If you become a fast-jet pilot in any branch of the British armed forces - Royal Air Force, Fleet Air Arm, Army Air Corps - you will at some point land at this airfield on the western edge of Anglesey. The runway 13/31 here is two and a half kilometres of concrete laid out at the foot of the holy mountain Mynydd Twr, with the Irish Sea breaking just beyond the western threshold. Two-thirds of British fast-jet training happens here: ab-initio courses on the Beechcraft Texan T.1, then advanced flying on the BAE Hawk T.2 with No. 4 Flying Training School. Generations of Typhoon, F-35 and Harrier pilots learned the basics of pulling Gs and shooting low here first.
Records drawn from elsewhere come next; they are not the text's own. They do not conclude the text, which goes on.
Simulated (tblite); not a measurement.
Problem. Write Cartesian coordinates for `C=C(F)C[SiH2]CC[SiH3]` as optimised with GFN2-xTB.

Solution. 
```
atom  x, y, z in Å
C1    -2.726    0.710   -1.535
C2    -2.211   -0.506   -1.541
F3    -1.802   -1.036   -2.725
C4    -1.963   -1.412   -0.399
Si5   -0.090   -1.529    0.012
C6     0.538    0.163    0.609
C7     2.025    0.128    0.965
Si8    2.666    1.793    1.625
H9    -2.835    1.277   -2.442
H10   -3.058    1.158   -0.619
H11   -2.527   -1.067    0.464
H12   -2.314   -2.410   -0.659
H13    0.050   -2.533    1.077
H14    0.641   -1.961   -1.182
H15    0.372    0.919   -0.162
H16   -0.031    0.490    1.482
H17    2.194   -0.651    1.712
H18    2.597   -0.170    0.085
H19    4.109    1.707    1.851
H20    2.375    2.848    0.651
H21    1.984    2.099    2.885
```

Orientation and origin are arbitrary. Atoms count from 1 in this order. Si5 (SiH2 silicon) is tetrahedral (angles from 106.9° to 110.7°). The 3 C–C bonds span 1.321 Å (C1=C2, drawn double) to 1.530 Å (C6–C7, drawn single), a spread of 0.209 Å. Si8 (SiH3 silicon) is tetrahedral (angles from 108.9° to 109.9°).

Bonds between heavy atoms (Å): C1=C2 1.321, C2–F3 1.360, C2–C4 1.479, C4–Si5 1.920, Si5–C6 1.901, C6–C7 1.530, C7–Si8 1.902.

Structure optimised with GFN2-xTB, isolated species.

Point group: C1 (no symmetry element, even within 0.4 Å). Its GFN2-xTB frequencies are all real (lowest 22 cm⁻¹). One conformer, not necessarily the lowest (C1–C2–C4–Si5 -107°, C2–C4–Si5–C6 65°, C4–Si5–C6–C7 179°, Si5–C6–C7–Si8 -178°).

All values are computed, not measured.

The field opened on 1 February 1941 as a Fighter Sector Station under No. 9 Group RAF, with the unglamorous task of covering England's industrial northwest and Irish Sea shipping. The first detachments were Hawker Hurricanes of No. 312 Squadron - Czechoslovak airmen who had fled the German occupation of their country and were now flying for the RAF - and No. 615 Squadron AAF. Bristol Beaufighters of No. 219 Squadron provided night-fighter cover. In June 1941, No. 456 Squadron of the Royal Australian Air Force formed at Valley, eventually flying Beaufighter IIs on night patrols over the Irish Sea until they moved south in March 1943. The Irish Sea was an unforgiving training environment - so many aircraft went down that No. 275 Squadron formed at Valley in October 1941 specifically to fly Westland Lysander and Supermarine Walrus air-sea rescue missions for them.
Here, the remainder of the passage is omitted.